Thursday, May 31, 2007

Know nothing, do nothing

If you want an illustration of the extent of weeding of political hacks out of top US government positions that's going to be necessary when George Bush is no longer president, here's one. It's a National Public Radio interview with NASA administrator Michael Griffin, who was responding to a critique, by Gregg Easterbrook, of NASA priorities for manned travel to the Moon and Mars given other pressing issues that it could be tackling.

Besides repeatedly mispronouncing Easterbrook's name, Griffin's main lurch into deranged incompetence came with the discussion of climate change. NPR has provided some key excerpts --

I understand that the bulk of scientific evidence accumulated supports the claim that we've had about a one degree centigrade rise in temperature over the last century to within an accuracy of 20 percent. I'm also aware of recent findings that appear to have nailed down — pretty well nailed down the conclusion that much of that is manmade. Whether that is a longterm concern or not, I can't say.

Do you have any doubt that this is a problem that mankind has to wrestle with?

I have no doubt that … a trend of global warming exists. I am not sure that it is fair to say that it is a problem we must wrestle with. To assume that it is a problem is to assume that the state of Earth's climate today is the optimal climate, the best climate that we could have or ever have had and that we need to take steps to make sure that it doesn't change. First of all, I don't think it's within the power of human beings to assure that the climate does not change, as millions of years of history have shown. And second of all, I guess I would ask which human beings — where and when — are to be accorded the privilege of deciding that this particular climate that we have right here today, right now is the best climate for all other human beings. I think that's a rather arrogant position for people to take.


Thus, a case study in climate change obscurantism, from the guy in charge of the equipment that could tell us a lot about climate change. Note the phrasing of his global warming admission, designed to make it sound as small as possible -- 1 degree Centigrade over 100 years. Note the sudden interest in the metric temperature scale, when he knows his listeners think in Fahrenheit. Note the lack of interest in the bleak projections for future climate change.

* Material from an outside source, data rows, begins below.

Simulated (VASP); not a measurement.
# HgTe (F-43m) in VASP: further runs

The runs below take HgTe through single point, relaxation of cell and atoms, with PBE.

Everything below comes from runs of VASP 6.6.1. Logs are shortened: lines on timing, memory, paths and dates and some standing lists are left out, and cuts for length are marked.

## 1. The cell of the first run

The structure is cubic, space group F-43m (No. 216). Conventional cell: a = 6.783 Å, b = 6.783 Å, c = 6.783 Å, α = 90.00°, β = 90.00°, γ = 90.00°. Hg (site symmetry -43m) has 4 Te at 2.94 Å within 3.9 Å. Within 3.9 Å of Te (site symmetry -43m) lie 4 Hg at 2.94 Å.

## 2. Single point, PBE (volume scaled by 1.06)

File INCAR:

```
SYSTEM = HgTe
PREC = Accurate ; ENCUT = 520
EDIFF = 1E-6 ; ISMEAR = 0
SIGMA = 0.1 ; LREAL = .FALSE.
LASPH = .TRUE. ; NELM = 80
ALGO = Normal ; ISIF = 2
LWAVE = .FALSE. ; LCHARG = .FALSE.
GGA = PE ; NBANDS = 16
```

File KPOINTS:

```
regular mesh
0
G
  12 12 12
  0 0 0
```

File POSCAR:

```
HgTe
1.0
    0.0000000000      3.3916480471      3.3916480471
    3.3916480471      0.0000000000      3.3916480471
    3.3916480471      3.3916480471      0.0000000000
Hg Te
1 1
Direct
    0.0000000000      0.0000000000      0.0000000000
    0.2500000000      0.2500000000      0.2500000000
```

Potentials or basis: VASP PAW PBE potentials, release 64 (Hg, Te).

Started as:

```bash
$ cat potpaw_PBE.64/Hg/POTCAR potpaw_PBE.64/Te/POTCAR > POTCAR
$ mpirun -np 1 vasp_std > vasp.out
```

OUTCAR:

But note most of all the bizarre ethical position that it's "arrogant" for current generations to take any actions that could affect the climate of future generations, since those generations could prefer the hothouse that we'll be bequeathing to them. Nick Stern's climate change report got criticised for its ethical position that the current generation should essentially assume that future generations have the same preferences and weight as the current one in making climate change decisions, but Griffin seems to think that one can't take any position at all. And yet somehow he's willing to assume that they will want that manned station on the Moon and trips to Mars.